There is much to be said about any of the foundational systems below, so the following is necessarily only a very rough sketch on their main ideas and differences.
The category theoretic foundation you where told about is probably Lawvere's Elementary Theory of the Category of Sets (ETCS). Like classical set theory, it is a first order theory, but the basic concepts/ideas it builds upon are those of an object/set and a morphism between such, instead of sets and elements of sets as in classical set theory.
For example, see http://ncatlab.org/nlab/show/ETCS and http://ncatlab.org/nlab/show/Trimble+on+ETCS+I A nice introduction to elementary toposes, of which ETCS is the first-order axiomatization, is given in Maclane-Moerdijk, Sheaves in Geometry and Logic
Note, however, that like in classical set theory, we have a clear separation between the underlying logic and the theory build upon of it.
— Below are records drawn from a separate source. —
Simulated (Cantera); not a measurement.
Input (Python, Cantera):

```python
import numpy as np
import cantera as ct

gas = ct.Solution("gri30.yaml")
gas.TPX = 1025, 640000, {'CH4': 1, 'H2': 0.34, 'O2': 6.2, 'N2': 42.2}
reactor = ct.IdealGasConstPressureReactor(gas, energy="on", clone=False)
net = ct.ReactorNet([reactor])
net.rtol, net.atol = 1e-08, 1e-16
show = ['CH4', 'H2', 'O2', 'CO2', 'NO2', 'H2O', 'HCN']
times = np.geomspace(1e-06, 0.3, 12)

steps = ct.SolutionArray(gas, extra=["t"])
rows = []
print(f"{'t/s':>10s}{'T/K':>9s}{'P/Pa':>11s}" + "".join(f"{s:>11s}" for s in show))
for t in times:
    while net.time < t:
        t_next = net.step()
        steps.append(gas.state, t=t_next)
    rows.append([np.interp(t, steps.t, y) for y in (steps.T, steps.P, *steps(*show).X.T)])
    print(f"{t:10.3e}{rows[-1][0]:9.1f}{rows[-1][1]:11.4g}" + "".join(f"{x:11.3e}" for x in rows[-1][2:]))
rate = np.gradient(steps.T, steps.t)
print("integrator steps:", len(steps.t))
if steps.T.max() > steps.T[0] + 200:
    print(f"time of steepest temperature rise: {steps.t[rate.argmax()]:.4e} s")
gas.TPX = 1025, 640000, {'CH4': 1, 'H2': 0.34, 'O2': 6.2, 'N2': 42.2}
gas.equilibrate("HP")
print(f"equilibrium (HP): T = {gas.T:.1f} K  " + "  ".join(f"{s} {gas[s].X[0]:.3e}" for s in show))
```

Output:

In type theory, this distinction is blurred: you are dealing with syntactic entities of types and terms, which may either be thought of as the domains of discourse and their elements, or as propositions about these and their proofs. Together with decidability of judgements "This term belongs to that type" which can be (and has been) implemented on a computer, this gives rise to a proof-sensitive and machine-checkable (and even machine-assisted) foundational formal system suitable for the formalization of both classical and intuitionistic reasoning in both first-order and higher-order logic.
For example, see http://ncatlab.org/nlab/show/type+theory and the references therein. In particular, you might want to have a look at homotopy type theory http://ncatlab.org/nlab/show/homotopy+type+theory, a type theoretic foundation of mathematics under development building on the concepts of space and homotopy as the basic concepts.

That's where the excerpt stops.